Spiritual Fruitfulness

“(That you may) walk worthy of the Lord, fully pleasing Him,

being fruitful in every good work and increasing in the knowledge of God.”  Colossians 1:10 (NKJ)

The symbols of Thanksgiving are inescapable as we prepare for yet another holiday with friends and family.  We long for the traditional turkey, baked to a golden brown with its legs trussed in white.  The children make paper turkeys with the outline of their hand; the thumb is positioned perfectly as the turkey’s head, complete with a red wattle hanging beneath its neck. My favorite representation of Thanksgiving, however, is the plenteous cornucopia, bursting forth with ripened fruit from its wide and ample opening.  It is this image of Thanksgiving that has caused me to evaluate my own personal fruitfulness.  Since I have been “rooted and built up in Him” (Col. 2:7), am I bringing forth fruit pleasing to Him?  More importantly, what does spiritual fruitfulness look like?

Fruit (the product of fruitfulness) is used metaphorically of work or deeds (Eph. 2:10; Phil. 1:11; 2 Pet. 1:8).  While works are evidence of Christian activity, it does not always tell the whole story.  Jesus’ teachings often encouraged listeners to look beyond what they could see with their physical eyes and to examine the motives and intentions behind the deeds (Matthew 7:16-20).

“You will know them by their fruits. Do men gather grapes from thorn bushes or figs from thistles?  Even so, every good tree bears good fruit, but a bad tree bears bad fruit.  A good tree cannot bear bad fruit, nor can a bad tree bear good fruit.  Every tree that does not bear good fruit is cut down and thrown into the fire.  Therefore by their fruits you will know them.”

This view of fruit bearing was very intimidating to the religious establishment of Jesus’ day and still is to believers who gauge the quality of their “spiritual” fruit by calendars filled with church activities and hours dedicated to devotional activities.  Fruitfulness is not “busyness for the Lord” but “transformed living” resulting in the mind of Christ (Phil. 2:5).  Fruitfulness reflects the heart and mind of our beloved Lord and Savior, in whose image we are to be daily conformed (2 Cor. 3:18).

How do we become fruitful?  Fruitfulness begins and ends with the Chief Source of all life, God the Father through the presence of the Holy Spirit.  Fruitfulness is the visible expression of the Holy Spirit’s power working inwardly and visibly in the life of the believer.  The fruit of Spirit (Gal. 5:22-23) is not the result of impotent human efforts but is the supernatural power of the Holy Spirit being reflected in our lives as we divest control of our mind, will, and emotions to Him.
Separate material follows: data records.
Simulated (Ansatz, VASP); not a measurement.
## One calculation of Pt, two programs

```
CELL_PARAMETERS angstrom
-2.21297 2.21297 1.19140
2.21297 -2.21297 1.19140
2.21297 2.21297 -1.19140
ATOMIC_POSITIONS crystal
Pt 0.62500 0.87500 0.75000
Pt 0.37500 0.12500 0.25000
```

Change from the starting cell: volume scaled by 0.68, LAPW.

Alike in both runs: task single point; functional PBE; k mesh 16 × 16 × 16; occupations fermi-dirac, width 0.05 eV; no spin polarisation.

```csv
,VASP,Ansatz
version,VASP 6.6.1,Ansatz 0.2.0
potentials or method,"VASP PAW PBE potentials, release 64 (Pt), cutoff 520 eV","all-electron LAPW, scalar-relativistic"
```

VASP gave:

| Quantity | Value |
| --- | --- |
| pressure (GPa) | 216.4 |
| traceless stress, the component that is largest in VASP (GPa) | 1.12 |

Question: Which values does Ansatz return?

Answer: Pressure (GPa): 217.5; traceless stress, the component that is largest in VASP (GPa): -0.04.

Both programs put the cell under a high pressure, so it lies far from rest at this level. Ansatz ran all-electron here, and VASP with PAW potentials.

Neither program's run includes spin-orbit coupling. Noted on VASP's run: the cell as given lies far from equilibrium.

Our role in developing spiritual fruit is to abide in Christ.  To abide means to “tarry and remain”. As we abide, we listen for His voice, we obey His instruction, and we serve at His pleasure.  Jesus is the True Vine.  Believers are His branches and therefore dependent on Him for spiritual nutrients which can only be provided by the Giver and Sustainer of life.  Without Him we, the branch, can bear no fruit (John 15:4-5).  If we successfully abide in Him, we produce “much fruit”.  As we produce much fruit, the Father is glorified (John 5:8).

We are Christ’s disciples and have been appointed to bear fruit (John 15:16).  This Thanksgiving is a great time to evaluate the fruit you are producing.  How does your garden grow?

 Good to the Last Byte…

Abiding requires believers to not only dedicate time alone with the Father but also practice the art of being in His presence continually.  Since Christ is with us continuously (in the presence of the indwelling Holy Spirit) practicing His presence must become an intentional act of abiding.